For some, it probably doesn’t seem that long ago. The year was 1968, the town, Gary, Indiana. A new 14-story hotel was opening in the downtown. Like most new buildings, it was constructed with the latest in modern techniques. The timing was, shall we say, not the best. Gary, like many industrial cities of the northeast and Midwest, was on a downward curve, as business and capital moved elsewhere.
One thing that did not move was the asbestos that was everywhere in the building. What had seemed like “good engineering” practices in the 1960s, has transformed to a slow-motion disaster. The hotel, which closed in 1985, sat empty for 23 years. Part of the reason is due to the expense of asbestos abatement.
You see, they had used asbestos many places in the building, and with the help of federal money, in 2008, they were finally able to properly abate the upper floors of the building, removing 98 percent of asbestos contain materials, which required taking the much of the building down to the structural supports.
Unfortunately, there is more. Asbestos “remains embedded in concrete ceiling seams, textured paint on exterior walls, floor tiles, electric fixtures, window frames and the boiler fireproofing.”

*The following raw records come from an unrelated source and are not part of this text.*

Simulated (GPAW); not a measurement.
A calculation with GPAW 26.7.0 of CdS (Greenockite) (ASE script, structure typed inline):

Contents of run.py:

The use of asbestos to the exterior textured paint means will cost an additional $1.3 million to remove, because it has become too friable to remain. In addition, in what is a common occurrence with asbestos abatement, the first contractor did not address the problem of asbestos in the seams of the concrete floor, because “they didn’t know it was there.”
Asbestos may not be used anymore, but the specter of this deadly material continues to haunt cities throughout the country.